Be explicit about the scope of your SLOs and what they cover (which queries, which data objects) and under what conditions they are offered. Be sure to consider questions like whether or not to count invalid user requests as errors, or happens when a single client spams you with lots of requests.
Finally, though somewhat in tension with the above, keep your SLOs simple and specific. It’s better not to cover non-critical operations with an SLO than to dilute what you really care about. Gain experience with a small set of SLOs; launch and iterate!
Example SLOs
Availability
Here we’re trying to answer the question “Was the service available to our user?” Our approach is to count the failures and known missed requests, and report the measurement as a percentage. Record errors from the first point that is in your control (e.g., data from your Load Balancer, not from the browser’s HTTP requests). For requests between microservices, record data from the client side, not the server side.
That leaves us with an SLO of the form:
Availability: <service> will <respond successfully> for <a customer scope> for at least <percentage> of requests in the <SLO period>
For example . . .
Availability: Node.js will respond with a non-503 within 30 seconds for browser pageviews for at least 99.95% of requests in the month.
. . . and . . .
Availability: Node.js will respond with a non-503 within 60 seconds for mobile API calls for at least 99.9% of requests in the month.
For requests that took longer than 30 seconds (60 second for mobile), the service might as well have been down, so they count against our availability SLO.
Latency
Latency is a measure of how well a service performed for our users. We count the number of queries that are slower than a threshold, and report them as a percentage of total queries. The best measurements are done as close to the client as possible, so measure latency at the Load Balancer for incoming web requests, and from the client not the server for requests between microservices.
Latency: <service> will respond within <time limit> for at least <percentage> of requests in the <SLO period>.
For example . . .
Latency: Node.js will respond within 250ms for at least 50% of requests in the month, and within 3000ms for at least 99% of requests in the month.
Percentages are your friend . . .
Note that we expressed our latency SLI as a percentage: “percentage of requests with latency < 3000ms” with target of 99%, not “99th percentile latency in ms” with target “< 3000ms”. This keeps SLOs consistent and easy to understand, because they all have the same unit and the same range. Also, accurately computing percentiles across large data sets is hard, while counting the number of requests below a threshold is easy. You’ll likely want to monitor multiple thresholds (e.g., percentage of requests < 50ms, < 250ms, . . .), but having SLO targets of 99% for one threshold, and possibly 50% for another, is generally sufficient.
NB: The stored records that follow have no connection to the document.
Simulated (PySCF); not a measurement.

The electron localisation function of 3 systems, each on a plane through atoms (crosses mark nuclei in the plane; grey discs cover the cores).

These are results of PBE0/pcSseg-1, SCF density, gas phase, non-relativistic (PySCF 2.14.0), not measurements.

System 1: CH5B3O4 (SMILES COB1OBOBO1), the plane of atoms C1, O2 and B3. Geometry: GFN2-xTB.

Avoid targeting average (mean) latency — it’s almost never what you want. Averages can hide outliers, and sufficiently small values are indistinguishable from zero; users will not notice a difference between 50 ms and 250 ms for a full page response time, and thus they should be comparably good. There’s a big difference between an average of 250ms because all requests are taking 250ms, and an average of 250ms because 95% of requests are taking 1ms and 5% of requests are taking 5s.
. . . except 100%
A target of 100% is impossible over any meaningful length of time. It’s also likely not necessary. SREs use SLOs to embrace risk; the inverse of your SLO target is your error budget, and if your SLO target is 100% that means you have no error budget! In addition, SLOs are a tool for establishing team priorities — dividing top-priority work from work that’s prioritized on a case-by-case basis. SLOs tend to lose their credibility if every individual failure is treated as a top priority.
Regardless of the SLO target that you eventually choose, the discussion is likely to be very interesting; be sure to capture the rationale for your chosen target for posterity.
Reporting
Report on your SLOs quarterly, and use quarterly aggregates to guide policies, particularly pager thresholds. Using shorter periods tends to shift focus to smaller, day-to-day issues, and away from the larger, infrequent issues that are more damaging. Any live reporting should use the same sliding window as the quarterly report, to avoid confusion; the published quarterly report is merely a snapshot of the live report.
Example quarterly SLO summary
This is how you might present the historical performance of your service against SLO, e.g., for a semi-annual service report, where the SLO period is one quarter:
SLO
Target
Q2
Q3
Web Availability
99.95%
99.92%
99.96%
Mobile Availability
99.9%
99.91%
99.97%
Latency ≤ 250ms
50%
74%
70%
Latency ≤ 3000ms
99%
99.4%
98.9%
For SLO-dependent policies such as paging alerts or freezing of releases when you’ve spent the error budget, use a sliding window shorter than a quarter. For example, you might trigger a page if you spent ≥1% of the quarterly error budget over the last four hours, or you might freeze releases if you spent ≥ ⅓ of the quarterly budget in the last 30 days.
Breakdowns of SLI performance (by region, by zone, by customer, by specific RPC, etc.) are useful for debugging and possibly for alerting, but aren’t usually necessary in the SLO definition or quarterly summary.
Finally, be mindful about with whom you share your SLOs, especially early on. They can be a very useful tool for communicating expectations about your service, but the more broadly they are exposed the harder it is to change them.
Conclusion
SLOs are a deep topic, but we’re often asked about handy rules of thumb people can use to start reasoning about them. The SRE book has more on the topic, but if you start with these basic guidelines, you’ll be well on your way to avoiding the most common mistakes people make when starting with SLOs. Thanks for reading, we hope this post has been helpful. And as we say here at Google, may the queries flow, your SLOs be met and the pager stay silent!